Sunday, March 9, 2014

Weekly Round-Up (3/2/14 - 3/8/14)

The World's End (Edgar Wright) **** - The third and last (?) film in Edgar Wright and Simon Pegg's Cornetto Ice Cream trilogy. A very funny film about a group of childhood friends who reunite to do a "pub crawl" in their old hometown only to find the townspeople replaced by alien/robot copies a la Invasion of the Body Snatchers. Once again, like with the other two films, the film is a really clever homage to classic genre pictures as well as being a really funny, really fun and absolutely delightful film on its own. However, this film cuts a bit more deeply because it also manages to be a bit more poignant than the other two. I think I still regard Shaun of the Dead just a wee bit higher but Edgar Wright still continues his perfect batting average. Loved it.

Twenty Feet from Stardom (Morgan Neville) *** - This is one of the Oscar nominees for Best Documentary Feature this year and it's all about background singers, the unsung heroes of the music industry. It focuses on a few including Darlene Love and Judith Hill. It's a puff piece. I don't mean that as a slight but my problem with this film is not that it is a puff piece about background singers but that it doesn't really cut deeper than expected or share new insights that I was half-way expecting a film like this would have. The filmmaking is also competent and doesn't really do anything new. It is enjoyable. It features some great singing. You'll have some newfound respect for these people, especially if you're a music fan, but overall, it's not something that I would vote for as "Best".

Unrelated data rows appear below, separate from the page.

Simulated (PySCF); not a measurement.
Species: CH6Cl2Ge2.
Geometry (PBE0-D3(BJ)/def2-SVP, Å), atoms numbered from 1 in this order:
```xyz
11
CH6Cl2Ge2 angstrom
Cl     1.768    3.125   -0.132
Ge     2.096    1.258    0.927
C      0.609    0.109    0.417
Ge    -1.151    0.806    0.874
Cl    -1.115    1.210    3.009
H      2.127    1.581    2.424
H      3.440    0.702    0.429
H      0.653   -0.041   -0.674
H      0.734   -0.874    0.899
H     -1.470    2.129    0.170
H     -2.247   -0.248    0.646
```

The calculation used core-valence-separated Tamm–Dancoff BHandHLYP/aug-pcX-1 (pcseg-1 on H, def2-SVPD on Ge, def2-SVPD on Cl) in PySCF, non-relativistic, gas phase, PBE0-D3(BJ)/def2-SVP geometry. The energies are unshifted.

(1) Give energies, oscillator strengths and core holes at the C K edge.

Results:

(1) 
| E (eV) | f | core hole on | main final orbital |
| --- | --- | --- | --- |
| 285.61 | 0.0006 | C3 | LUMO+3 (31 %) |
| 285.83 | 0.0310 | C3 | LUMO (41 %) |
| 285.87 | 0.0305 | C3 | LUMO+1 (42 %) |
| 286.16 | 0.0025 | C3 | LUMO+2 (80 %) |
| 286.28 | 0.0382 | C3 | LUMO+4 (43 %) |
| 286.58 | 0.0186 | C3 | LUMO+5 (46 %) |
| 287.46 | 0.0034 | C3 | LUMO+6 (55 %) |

12 Years a Slave (Steve McQueen) **** - Finally! I've seen all 9 Best Picture nominees. Did this deserve the big prize among them? It's a VERY close race. 2013 has been such a strong year that even the Academy could not make an embarrassing choice. After challenging and difficult films like Hunger and Shame, director Steve McQueen tackles yet another challenging and difficult subject matter: American slavery. A free black man is kidnapped and sold as a slave where he spent 12 years of his life. It features absolutely shattering and beautiful performances by Chiwetel Ejiofor and Lupita Nyong'o as well as Michael Fassbender and Sarah Paulson (who's VERY underrated, IMO) as their masters. Among McQueen's three films, this is probably his most "accessible" but it's no less a harrowing piece of work as the other two.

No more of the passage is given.